Re: [tied] Scythian Cognates

From: Piotr Gasiorowski
Message: 11919
Date: 2001-12-25

(1) You might perhaps claim the licence to stretch the attested form just a little once per etymology if the remainder matches perfectly, but if you have to do it twice (for "oior" = "vir" and "pata" = "biti, batog" independently), the exercise begins to resemble the etymological achievements of our great Romantic poet Adam Mickiewicz, who, for example, explained Nebuchadnezzar as Slavic "ne boh odno tsar" ('no god but the emperor'). My gut feeling is that Herodotus recorded the names more or less correctly but that his etymologies are completely fanciful and based on (his own or someone else's) preconceived ideas about what they "should have meant".
 
(2) I ventured some guesses about the Arimaspoi when we discussed the question some time ago. They were based on the observation that Iranian dialectal aspa- < *acwa- < *ek^wo- 'horse' was a common onomastic element. <arim(a)-> could be interpreted in more than one way in Iranian terms. Tentative, to be sure, but what else is possible here? You didn't like that particular etymology because it didn't reproduce the Herodotean meaning 'one-eyed'. I have no good theory about <oiorpata> to offer, but if something plausible occurs to me, I'll put it forth for discussion.
 
Cheers,
 
Piotr
 
 
----- Original Message -----
From: george knysh
To: cybalist@yahoogroups.com
Sent: Tuesday, December 25, 2001 4:08 PM
Subject: Re: [tied] Scythian Cognates
 
(1) Is it really that difficult to find a way of reconciling "oior" with "vir"(or perhaps "uir" in some lips)?

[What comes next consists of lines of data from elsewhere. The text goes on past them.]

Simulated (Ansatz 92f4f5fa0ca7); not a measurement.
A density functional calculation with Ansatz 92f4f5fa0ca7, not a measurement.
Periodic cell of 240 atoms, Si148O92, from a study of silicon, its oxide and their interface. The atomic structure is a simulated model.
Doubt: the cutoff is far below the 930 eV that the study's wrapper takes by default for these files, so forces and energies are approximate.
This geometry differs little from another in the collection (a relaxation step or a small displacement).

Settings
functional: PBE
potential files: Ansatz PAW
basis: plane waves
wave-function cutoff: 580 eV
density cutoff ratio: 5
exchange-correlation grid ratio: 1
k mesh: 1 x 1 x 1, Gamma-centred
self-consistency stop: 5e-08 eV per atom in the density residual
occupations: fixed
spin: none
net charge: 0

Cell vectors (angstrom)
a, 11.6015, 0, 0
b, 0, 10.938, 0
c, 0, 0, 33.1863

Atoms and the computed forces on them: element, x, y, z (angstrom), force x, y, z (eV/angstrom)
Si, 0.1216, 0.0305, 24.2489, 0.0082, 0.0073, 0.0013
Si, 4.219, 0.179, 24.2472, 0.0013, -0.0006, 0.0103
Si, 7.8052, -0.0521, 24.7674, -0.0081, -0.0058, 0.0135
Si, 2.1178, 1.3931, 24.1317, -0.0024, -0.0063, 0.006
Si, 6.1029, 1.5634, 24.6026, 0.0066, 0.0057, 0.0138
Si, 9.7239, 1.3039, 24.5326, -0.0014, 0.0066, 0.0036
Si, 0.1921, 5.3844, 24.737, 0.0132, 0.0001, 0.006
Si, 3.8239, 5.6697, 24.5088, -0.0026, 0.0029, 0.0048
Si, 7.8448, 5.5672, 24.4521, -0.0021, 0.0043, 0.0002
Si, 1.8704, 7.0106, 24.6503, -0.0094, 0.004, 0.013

(2) It would be more interesting, e.g., to have theories about what could be hidden behind Herodotus' "spu" "arima" "pata" "oior" etc.. than to state (no doubt correctly) that these words are not compatible with certain reconstructed sound changes. If they are mangled words what might the correct form be? If Thrakoid, as I suspect on other grounds, I appreciate the difficulty of the task.